Political undertone to coal terminal plans

Loading at Richards Bay Coal Terminal

[miningmx.com] – THERE’S an interesting bit of argy-bargy in South Africa’s coal sector at the moment with the government taking steps to increase its participation in export flows and domestic pricing.

The first issue at stake is the private sector’s strangle-hold over coal exports which it controls through Richards Bay Coal Terminal (RBCT). The terminal represents the shareholder interests of listed mining firms Anglo Thermal Coal, BHP Energy Coal SA (Becsa) and Glencore Xstrata.

According to Transnet, plans for a government-owned terminal are proceeding even though RBCT’s 92 million tonne/year (mt) capacity is under-utilised.

Brian Molefe, Transnet CEO, says more details on the terminal will be published next year, but it was forecast in 2012 that the facility – known in some circles as the “ANC Terminal’ – would have an initial 12mtpa capacity.

The economic philosophy behind building a second coal terminal for South Africa, even though an existing one is under-utilised, is informed by more than two-years of discussions in which Transnet has been trying to get RBCT shareholders to release coal export “entitlement’ to emerging, black-owned coal miners – something RBCT has been reluctant to do.

“RBCT has got some elements of what typically goes wrong with concessions as smaller mines are complaining they can’t get access,’ said Molefe at Transnet’s full-year results presentation earlier this month.

“We can either fight with RBCT or create some capacity at our own terminal. So we decided to create capacity on our own,’ he said.

Mike Teke, chairperson of RBCT, says however the terminal is eager to work with Transnet. “I am extending a hand to Transnet to go the route of building 110mpta,’ he said.

The thinking is that RBCT shareholders won’t hand over entitlement where the capital has already been sunk, but it will invite Transnet to help fund its own expansion plans which Teke says will proceed undaunted.

“Our board is discussing that [the expansion] and we will consider going to 110mpta. We will also consider partnerships with TFR [Transnet Freight Rail], or any other interested parties,’ Teke added.

Say, theoretically, South Africa coal exports failed to grow from the current 70mt, that would mean a potential over-capacity of more than 50mt, or 71%, not to mention the billions of rands in wasted investment.

Coal exports are, however, expected to grow; there’s just no saying when. Commenting on lower-than-expected coal volumes in its financial year, Siyabonga Gama, CEO of Transnet division, Transnet Freight Rail (TFR) said “the jury was out’ on the rate of how quickly coal exports would grow.

“For the coal line, the jury is still out in terms of the capacity of actual exporting parties,’ said Gama. “We are fairly comfortable that we have created adequate capacity to run coal.

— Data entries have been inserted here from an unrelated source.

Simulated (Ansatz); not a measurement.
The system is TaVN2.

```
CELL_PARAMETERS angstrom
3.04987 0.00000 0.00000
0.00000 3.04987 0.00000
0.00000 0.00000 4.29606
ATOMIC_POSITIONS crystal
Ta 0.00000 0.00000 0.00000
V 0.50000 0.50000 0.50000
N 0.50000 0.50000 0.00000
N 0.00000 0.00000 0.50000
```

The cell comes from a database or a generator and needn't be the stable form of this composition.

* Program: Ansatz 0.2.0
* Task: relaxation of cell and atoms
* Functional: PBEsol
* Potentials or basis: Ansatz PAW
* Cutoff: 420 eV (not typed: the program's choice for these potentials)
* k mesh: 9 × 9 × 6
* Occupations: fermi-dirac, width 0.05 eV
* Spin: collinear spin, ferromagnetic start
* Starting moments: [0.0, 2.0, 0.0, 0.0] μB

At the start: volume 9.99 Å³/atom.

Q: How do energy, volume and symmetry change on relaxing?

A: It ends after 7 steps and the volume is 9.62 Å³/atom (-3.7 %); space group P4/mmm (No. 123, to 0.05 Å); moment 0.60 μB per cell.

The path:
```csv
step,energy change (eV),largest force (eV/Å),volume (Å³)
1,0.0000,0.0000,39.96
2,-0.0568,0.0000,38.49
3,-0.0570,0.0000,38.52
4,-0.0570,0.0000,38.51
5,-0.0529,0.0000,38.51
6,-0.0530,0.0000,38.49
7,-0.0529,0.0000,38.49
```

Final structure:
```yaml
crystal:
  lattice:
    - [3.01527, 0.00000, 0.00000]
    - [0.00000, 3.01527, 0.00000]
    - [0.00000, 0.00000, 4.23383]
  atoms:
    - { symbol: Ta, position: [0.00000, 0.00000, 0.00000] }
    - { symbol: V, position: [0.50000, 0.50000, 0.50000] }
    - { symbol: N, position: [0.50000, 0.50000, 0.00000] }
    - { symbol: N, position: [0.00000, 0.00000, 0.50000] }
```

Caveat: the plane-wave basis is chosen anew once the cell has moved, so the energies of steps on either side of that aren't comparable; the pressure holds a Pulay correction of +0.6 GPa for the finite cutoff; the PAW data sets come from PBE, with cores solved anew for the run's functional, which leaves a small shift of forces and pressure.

“In the second half of the financial year, coal prices became very depressed. There was a tendency to stockpile rather than export. We thought export volumes would be between 74mt and 75mt, but people started to hold off from November’.

The South African government is also expected to become more involved in how miners price coal supply to Eskom after the utility’s CEO, Brian Dames, complained that of the price at which electricity is sold is regulated whereas the cost of producing it was not.

“The multi-year price determination (MYPD) [the mechanism through which annual electricity tariff increases are set] presents a fundamental problem,’ said Dames. Discussions with the regulator were due on how coal costs could be contained after they formed nearly half of the 36% increase in Eskom’s total primary energy costs.

Eskom is particularly concerned where the price of coal is determined at a certain percentage above the cost of producing it, the so-called cost plus or tied mines. The structure of this arrangement means that Eskom is effectively financing the cost of the mining companies, said Eskom spokesperson, Hilary Joffe.